*Selected as a Most Anticipated Book of Fall by The Globe and Mail and The Toronto Star*
“A necessary meditation on the richness and multiplicity of Islamic history and practice.” –Desmond Cole, author of The Skin We’re In “Explore[s] Islam’s deep roots in himself and the Americas and crafting a striking portrait of both.” –Maclean’s “[A] fascinating…almost infallibly instructive read.” —The Wall Street Journal
An insightful and perspective-shifting new book, from a celebrated journalist, about reclaiming identity and revealing the surprising history of the Muslim diaspora in the west–from the establishment of Canada’s first mosque through to the long-lasting effects of 9/11 and the devastating Quebec City mosque shooting. Discover the book that is sparking conversation from Brazil to Canada’s icy North.
*A Chatelaine Fall Best Books Selection*
“Until recently, Muslim identity was imposed on me. But I feel different about my religious heritage in the era of ISIS and Trumpism, Rohingya and Uyghur genocides, ethnonationalism and misinformation. I’m compelled to reclaim the thing that makes me a target. I’ve begun to examine Islam closely with an eye for how it has shaped my values, politics, and connection to my roots. No doubt, Islam has a place within me. But do I have a place within it?”

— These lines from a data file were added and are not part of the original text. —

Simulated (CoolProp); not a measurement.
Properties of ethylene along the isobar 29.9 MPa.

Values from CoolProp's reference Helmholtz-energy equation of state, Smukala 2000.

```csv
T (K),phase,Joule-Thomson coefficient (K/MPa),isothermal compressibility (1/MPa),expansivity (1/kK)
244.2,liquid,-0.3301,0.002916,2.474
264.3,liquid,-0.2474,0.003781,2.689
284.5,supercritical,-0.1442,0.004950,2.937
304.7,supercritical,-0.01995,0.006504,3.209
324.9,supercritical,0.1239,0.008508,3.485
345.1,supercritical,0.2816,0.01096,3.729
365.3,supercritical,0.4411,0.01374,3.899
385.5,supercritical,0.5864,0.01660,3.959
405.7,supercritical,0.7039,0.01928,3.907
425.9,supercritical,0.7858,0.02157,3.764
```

Omar Mouallem grew up in a Muslim household, but always questioned the role of Islam in his life. As an adult, he used his voice to criticize what he saw as the harms of organized religion. But none of that changed the way others saw him. Now, as a father, he fears the challenges his children will no doubt face as Western nations become increasingly nativist and hostile toward their heritage.
In Praying to the West
, Mouallem explores the unknown history of Islam across the Americas, traveling to thirteen unique mosques in search of an answer to how this religion has survived and thrived so far from the place of its origin. From California to Quebec, and from Brazil to Canada’s icy north, he meets the members of fascinating communities, all of whom provide different perspectives on what it means to be Muslim. Along this journey he comes to understand that Islam has played a fascinating role in how the Americas were shaped–from industrialization to the changing winds of politics. And he also discovers that there may be a place for Islam in his own life, particularly as a father, even if he will never be a true believer.
Original, insightful, and beautifully told, Praying to the West
reveals a secret history of home and the struggle for belonging taking place in towns and cities across the Americas, and points to a better, more inclusive future for everyone.